I'm very excited to announce that the Skyfire team will become part of Opera Software. A few moments ago we signed a merger agreement for Opera to acquire Skyfire, and expect the deal to close before March 15. Skyfire will remain Skyfire, as a brand, as an independent subsidiary, and as a vision, with the same great team, same disruptive products and the same market leading cloud solutions for mobility.
This is a major milestone for our Skyfire family and validation of our vision for cloud computing and network function virtualization (NFV) to solve huge problems on mobile networks, from handling the explosion of video over cell towers, to finding ways for mobile operators to regain relevance and monetize in an over-the-top world. Back in 2007, when Nitin Bhandari and Erik Swenson started Skyfire, the idea that Tier One mobile network operators would entrust the cloud for core network roles was considered bleeding edge. Now it’s a topic everyone is talking about, and Skyfire is making NFV combined with Software Defined Networking a reality.
Opera and Skyfire are a natural fit. Both companies have extensive focus on operator products well beyond our well-known consumer web browsers, with complementary geographic strengths (Skyfire in North America, Opera globally and especially across the entire developing world). Skyfire brings cutting-edge products like Rocket Optimizer and Skyfire Horizon that are proven in commercial deployment, and signed customers including 3 of the largest U.S. wireless operators. Our technology in video, app optimization, and mobile browser personalization for smartphones and tablets extend Opera’s portfolio into high-growth areas.
Together, we’re stronger. Opera has an incredible global distribution network, beloved global brand, and customer relationships with Mobile Operators and consumers around the world. Furthermore, Opera Mediaworks will give us access to a world class mobile monetization and ad network sister company. Together we can accelerate the commercialization of Skyfire technology, and build new joint products that will be cloud-based and disruptive.
When I came aboard as CEO in 2009, it was my focus to help extend the vision of our founders, and work closely with them to build a team that was passionate, inventive and devoted to solving access and connection problems for the world's wireless users. I’m proud of our team… with only 53 employees here in Silicon Valley we’ve built products that routinely outperform legacy competitors by two-fold to ten-fold in scalability and performance. It’s the team’s hard work and ingenuity that brought us to today.
After closing, I will assume the role of EVP of the Operator Business Unit for Opera. I'll also remain the CEO of Skyfire, and will oversee the joint offerings for Opera across Opera Mini co-branded solutions for operators and Skyfire’s product lines.
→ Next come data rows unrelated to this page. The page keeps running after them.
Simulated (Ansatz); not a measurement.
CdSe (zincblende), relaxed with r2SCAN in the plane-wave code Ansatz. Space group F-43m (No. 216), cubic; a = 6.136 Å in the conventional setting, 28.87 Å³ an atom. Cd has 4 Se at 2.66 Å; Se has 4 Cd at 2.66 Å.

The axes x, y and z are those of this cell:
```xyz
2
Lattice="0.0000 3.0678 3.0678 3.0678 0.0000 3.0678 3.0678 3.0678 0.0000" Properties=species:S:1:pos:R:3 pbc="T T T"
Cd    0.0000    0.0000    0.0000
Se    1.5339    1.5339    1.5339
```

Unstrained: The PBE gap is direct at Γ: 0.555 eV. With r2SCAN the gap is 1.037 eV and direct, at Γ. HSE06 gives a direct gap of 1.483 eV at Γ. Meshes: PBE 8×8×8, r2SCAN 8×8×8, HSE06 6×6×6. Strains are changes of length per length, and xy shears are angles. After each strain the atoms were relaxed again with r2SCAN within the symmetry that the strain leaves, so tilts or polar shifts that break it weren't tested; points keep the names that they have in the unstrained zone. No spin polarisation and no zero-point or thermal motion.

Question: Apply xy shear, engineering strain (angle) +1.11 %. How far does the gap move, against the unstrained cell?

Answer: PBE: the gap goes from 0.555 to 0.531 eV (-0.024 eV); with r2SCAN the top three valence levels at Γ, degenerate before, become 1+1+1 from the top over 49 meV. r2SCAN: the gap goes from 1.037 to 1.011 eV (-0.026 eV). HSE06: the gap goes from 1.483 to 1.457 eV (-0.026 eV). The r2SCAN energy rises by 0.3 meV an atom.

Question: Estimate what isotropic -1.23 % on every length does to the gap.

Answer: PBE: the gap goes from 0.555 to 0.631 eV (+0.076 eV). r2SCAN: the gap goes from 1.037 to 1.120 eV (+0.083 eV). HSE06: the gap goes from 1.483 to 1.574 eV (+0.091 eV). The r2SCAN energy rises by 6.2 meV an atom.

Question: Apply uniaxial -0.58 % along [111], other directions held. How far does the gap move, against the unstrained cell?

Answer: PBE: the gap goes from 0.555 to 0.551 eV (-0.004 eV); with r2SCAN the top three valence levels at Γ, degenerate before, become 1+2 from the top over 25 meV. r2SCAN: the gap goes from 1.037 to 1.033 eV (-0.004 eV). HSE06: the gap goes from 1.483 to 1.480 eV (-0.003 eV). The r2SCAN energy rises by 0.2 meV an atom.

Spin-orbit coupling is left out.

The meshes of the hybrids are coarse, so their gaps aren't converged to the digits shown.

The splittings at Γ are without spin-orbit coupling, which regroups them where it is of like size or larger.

As for our consumer products, Skyfire’s web browser products for iOS and Android and Opera's globally-beloved mobile browsers including Opera Mini start out with different audiences—smartphone video junkies for Skyfire, speed and data savings lovers for Opera Mini (all the way down to feature phones and 2G connections). Skyfire consumers who have bought apps from Skyfire will be able to continue enjoying those apps, and the 2013 roadmap for Skyfire direct-to-consumer products continues to include many innovations and investments. Over the long run, we will evaluate how we can bring the best of both companies' products together for the benefit of consumers and their operators. We have long shared an ethos with Opera, which practically invented cloud-based compression and server-side acceleration. Now we look forward to building new products together.
This will be a chance to do more of why we joined Skyfire in the first place. We're passionate. We’re innovators. And true inventors want to build great things, and then they want millions of people around the world to use them. Opera’s over 100 operator customers, and their 300 million active monthly users provide a chance for Skyfire technology to find a larger global stage.
Earlier in my career, as some people may know, I worked for years on economic development in emerging markets. When I joined Skyfire as CEO almost 4 years ago, I had a vision that school kids in a village or a megacity in Africa or India or South America could gain access, on a cheap smartphone, to all the same learning, knowledge and entertainment available to their more wealthy equivalents in the developed world. They might never own a desktop computer, but they could likely own a smartphone. Thanks to Skyfire's video compression technology, they could get double the usage for their rupees or pesos, and watchable video even on crowded networks. They could participate in the wider world.
By joining forces with Opera, that dream now becomes in reach. Opera is a brand that shares that philosophy. Opera has tremendous reach in so many countries, especially places like Brazil, Russia, India, and China. In some of them, half of all mobile internet usage comes via Opera products. The next billion Internet users will be mobile users. We share the belief of Opera's original founders and employees that access to the web should be a universal right. As so much of the value of today's web comes via video and audio streaming, that belief just gained fresh and renewed relevance for a Web 3.0, mobile-first world.
This is not the end, but the start of a new chapter… Skyfire 3.0. Onward we go.